I don’t know which living organisms you are dealing with. In any case, based on my specific interests, I like the generic definition of demography as the statistical study of population dynamics useful for understanding how populations respond to changes in the biotic and abiotic environment. The population dynamics describes how a given population size changes over time, controlled by birth, death, and migration. I work on fisheries and hence my examples regard such world.
I attached a file with some considerations that I hope will be useful for your needs
The large context of demography involves the entire environment, as mentioned in the answer above. Considering the restricted "movers" which demography analyzes, I believe it essential to understand which age-related variables may explain births, deaths and mogrations. From these age-probabilities of events you will get the most interesting aspects of your populations. If the data is sufficiently robust, try a life-cycle approach.
My experience is limited to human demography. The following parameters are enough to predict the behavior of population:
1) age-sex distribution
2) age-sex specific mortality rate
3) age specific birth rate for women
Of course, we do not always get enough data to estimate the above parameters. For instance, instead of age-sex distribution, we may have to suffice us with the number of women before puberty, that of women in reproductive period, and that of women after menopause.
My experience is also limited to human demography. Your question is quite complex and depend largely on the model you ar using and on the level (national level or regional). If you are working at national level and using a basic model, you need
1. Age-sex distribution
2. Age-sex mortality rate and is evolution until the end of your projection
3. Age female birth rate and is evolution until the end of your projection
4. An estimation of international immigration and emigration by age-sex for each year until the end of your projection.

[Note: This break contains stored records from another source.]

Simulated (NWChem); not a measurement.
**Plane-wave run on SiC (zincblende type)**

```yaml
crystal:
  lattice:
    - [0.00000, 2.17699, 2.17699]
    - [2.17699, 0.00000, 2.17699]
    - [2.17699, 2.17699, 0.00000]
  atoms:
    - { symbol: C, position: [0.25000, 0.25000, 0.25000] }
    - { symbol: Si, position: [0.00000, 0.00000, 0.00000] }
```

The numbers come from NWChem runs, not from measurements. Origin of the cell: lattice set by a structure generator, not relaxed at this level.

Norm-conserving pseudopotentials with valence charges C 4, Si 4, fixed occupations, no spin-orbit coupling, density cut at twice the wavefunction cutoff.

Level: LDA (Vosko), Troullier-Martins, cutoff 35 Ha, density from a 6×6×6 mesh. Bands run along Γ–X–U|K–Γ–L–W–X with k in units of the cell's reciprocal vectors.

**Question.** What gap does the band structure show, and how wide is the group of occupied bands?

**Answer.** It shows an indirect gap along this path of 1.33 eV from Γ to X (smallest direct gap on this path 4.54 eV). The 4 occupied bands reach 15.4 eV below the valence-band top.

If you are working at regional level, you need also an estimation of internal immigration and emigration.
In my experience (based on studies on long lived species Octocorals an Cetaceans) the main population parameters neded to be known are: Population structure (in size/age classes or in life stages), population density, age at first maturity, fecundity and fertility, mortality and population reproductive output.
In addition, Lloyd Demetrius introduced 2 more demographic parameters in 1974-the entropy and the reproductive potential of a population. The entropy of a population measures the variability of the contribution of the different age classes to the stationary age distribution. The reproductive potential measures the mean of the contribution of the different age classes to the growth rate.